Thread Details in the Multiprocessing Pool

July 21, 2022 Python Multiprocessing Pool

You can get the details of the thread used to initialize child worker processes and to execute tasks in the process pool.

Additionally, the process pool uses three helper threads internally to help with the management of the process pool. We can get the details of these threads in the main process that creates the process pool.

In this tutorial you will discover how to get the details of threads used by the process pool in Python.

Let's get started.

Need Details of Threads in the Process Pool

The multiprocessing.pool.Pool in Python provides a pool of reusable processes for executing ad hoc tasks.

A process pool can be configured when it is created, which will prepare the child workers.

A process pool object which controls a pool of worker processes to which jobs can be submitted. It supports asynchronous results with timeouts and callbacks and has a parallel map implementation.

-- multiprocessing — Process-based parallelism

We can issue one-off tasks to the process pool using functions such as apply() or we can apply the same function to an iterable of items using functions such as map().

Results for issued tasks can then be retrieved synchronously, or we can retrieve the result of tasks later by using asynchronous versions of the functions such as apply_async() and map_async().

When using the process pool, we may need the names of the thread used to initialize and execute tasks in worker processes.

This may be for many reasons, although it is likely to aid in designing the thread-safe handling of data or program state in worker processes or to help with debugging.

How can we get the child worker process names in Python?

How to Get Threads Used in Process Pool

We can get the current thread via the threading.current_thread() function.

This will return a threading.Thread instance that can be used to get the details of the current thread in situations such as:

  1. A worker process in the process pool executing a task.
  2. Initializing a worker process in the process pool.

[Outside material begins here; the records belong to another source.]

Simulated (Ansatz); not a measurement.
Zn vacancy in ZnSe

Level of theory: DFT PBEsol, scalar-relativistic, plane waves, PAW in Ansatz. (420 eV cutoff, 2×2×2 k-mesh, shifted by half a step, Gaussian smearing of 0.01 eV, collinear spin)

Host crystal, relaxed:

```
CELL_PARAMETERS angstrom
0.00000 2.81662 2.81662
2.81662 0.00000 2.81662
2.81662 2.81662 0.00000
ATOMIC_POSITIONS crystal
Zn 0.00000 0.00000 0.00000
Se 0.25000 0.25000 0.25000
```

For example, we may have questions such as:

  1. Do worker processes execute tasks in the main thread or in a worker thread?
  2. Are worker processes initialized using the main thread or in a worker thread?

You can learn more about utility functions for getting threads in the tutorial:

Additionally, the multiprocessing.pool.Pool itself uses worker threads. We can get the details of these threads, to help differentiate them from the threads in the main process.

Let's take a closer look at each one of these aspects in turn.

Thread Used to Execute Task

We can get the details of the current thread executing a task in the process pool.

This can be achieved by calling the threading.current_thread() function to get the threading.Thread instance for the thread executing the task in the child worker process.

...
# get the current thread
thread = current_thread()

For example, we can call this function in a custom function executed by the process pool:

# task executed in a worker process
def task(identifier):
    # get the current thread
    thread = current_thread()
    print(thread)

Thread Used to Initialize Worker

We can get the details of the current thread initializing a task in the process pool.

This can be achieved by calling the threading.current_thread() function to get the threading.Thread instance for the thread executing the function used to initialize in the child worker process.

...
# get the current thread
thread = current_thread()

For example, we can call this function in a custom function executed used to initialize workers in the process pool:

# initialize the worker process
def init_worker():
    # get the current thread
    thread = current_thread()
    print(thread)

We can then configure the process pool to call the custom function when initializing worker processes.

...
# configure the process pool to initialize worker processes
pool = Pool(initializer=init_worker)

You can learn more about how to initialize worker processes in the process pool in the tutorial:

Threads Used to Manage Process Pool

The multiprocessing.pool.Pool class uses worker threads internally to help manage the process pool.

Looking at the source code for the process pool class, we can see that at least three threads are created with responsibilities such as:

  1. Handling the creation of child worker processes.
  2. Handling the dispatching of tasks to worker processes.
  3. Handing the task results from worker processes.

In the main process that creates the process pool, we can get a list of all running threads and inspect the details of the threads associated with the process pool.

We can call the threading.enumerate() function to get a list of all actively running threads. This will return a list of threading.Thread instances, one for each running thread.

For example:

...
# get a list of all running threads
threads = threading.enumerate()

We can get this list of threads after the process pool has been created, and ideally after tasks have already been issued so that all workers and maintenance threads have been started.

Now that we know how to get the details of threads associated with the process pool, let's look at some worked examples.

Example of Getting Thread Used to Execute Task

We can explore how to get the details of the thread used to execute tasks in the process pool.

In this example we will define a custom function to be executed in the process pool. The task will get the current thread and report its details. The main process will create the process pool and issue the task into the process pool.

Firstly, we can define a custom function to execute as a task in the process pool.

THe function will take an argument and then get the threading.Thread instance for the current thread and report the thread name. We could report other details of the thread as well.

The task() function below implements this.

# task executed in a worker process
def task(identifier):
    # get the current thread
    thread = current_thread()
    # report the name of the current thread
    print(f'Worker thread: {thread.name}', flush=True)

You can learn more about the details of a thread in the tutorial:

Next, in the main process we will create the process pool with the default configuration.

We will use the context manager interface to ensure that the process pool is closed automatically once we are finished with it.

...
# create and configure the process pool
with Pool(initializer=init_worker) as pool:
	# ...

You can learn more about the context manager interface in the tutorial:

We will issue a single call to the custom function as a task in the process pool.

This can be achieved via the apply_async() function that will issue the task asynchronously and return an AsyncResult as a handle on the task.

...
# issues task to the process pool
result = pool.apply_async(task, (0,))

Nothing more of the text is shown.